# Follow up question on “Wilson Loops as Raising Operators”

This is a follow-up question on the topic that I opened a few days ago, Wilson Loops as raising operators.

The paper

Topological Degeneracy of Quantum Hall Fluids. X.G. Wen, A. Zee. Phys. Rev. B 58 no. 23 (1998), pp. 15717-15728. arXiv:cond-mat/9711223.

gives a nice derivation of the explicit ground states of the $U(1)$ Chern-Simons Theory on a torus in Section 2 on Abelian Quantum Hall States.

In particular Eq. (12) gives the generic form of a ground state $\psi(y) = \sum_{n=-\infty}^{\infty} c_{n} \ e^{i\ 2\pi ny}$. Due to the fact that the theory lives on a torus the ground state manifold is found to be $k$-fold degenerate.

My question: Is it possible (by direct calculation) to obtain the relations \begin{align} W(b)|n \rangle &= |n + 1 \text{ mod } |k| \rangle, \nonumber \\ W(a) |n \rangle &= e^{2\pi i n /k} |n \rangle. \end{align} from the previous question?

I don't have a particularly strong background in field theory so I am feeling somewhat uneasy when it comes to the explicit evaluation of the Wilson Loop (with its exponentiated gauge field and the path ordering) acting on the constructed state.

I am looking forward to your responses.

The correspondence is : $W(a)= e^{2i \pi y}, \quad W(b) = e^{-2i \pi x}$.

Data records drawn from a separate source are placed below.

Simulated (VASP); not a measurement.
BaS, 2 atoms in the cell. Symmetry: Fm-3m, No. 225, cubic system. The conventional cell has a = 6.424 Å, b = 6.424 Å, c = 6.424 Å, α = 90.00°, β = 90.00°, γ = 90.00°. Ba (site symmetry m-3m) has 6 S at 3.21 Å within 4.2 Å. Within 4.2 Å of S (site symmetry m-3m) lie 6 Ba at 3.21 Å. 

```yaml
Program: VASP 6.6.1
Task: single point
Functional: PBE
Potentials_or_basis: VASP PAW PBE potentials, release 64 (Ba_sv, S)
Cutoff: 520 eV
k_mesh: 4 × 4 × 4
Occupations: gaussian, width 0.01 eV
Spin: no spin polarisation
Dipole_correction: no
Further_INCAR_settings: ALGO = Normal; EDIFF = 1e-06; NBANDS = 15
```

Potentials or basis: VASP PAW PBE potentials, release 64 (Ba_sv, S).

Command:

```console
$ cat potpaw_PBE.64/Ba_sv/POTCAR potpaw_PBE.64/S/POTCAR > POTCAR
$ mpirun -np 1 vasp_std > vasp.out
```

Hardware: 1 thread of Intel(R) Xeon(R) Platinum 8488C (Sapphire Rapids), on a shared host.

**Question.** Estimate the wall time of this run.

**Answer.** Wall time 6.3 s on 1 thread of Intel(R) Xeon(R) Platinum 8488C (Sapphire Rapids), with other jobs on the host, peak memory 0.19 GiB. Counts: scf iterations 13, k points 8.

From $[x,y] = \frac{i}{2\pi k}$ $(9)$, we get : $W(a)W(b) = e^{ \large \frac{2i\pi}{k}} W(b) W(a)$ (see precedent answer).

As it is explained in the text between formulae $(19)$ and $(20)$, $x$ and $y$ may only take discrete values $\frac{1}{k},\frac{2}{k},....., \frac{k-1}{k},1$.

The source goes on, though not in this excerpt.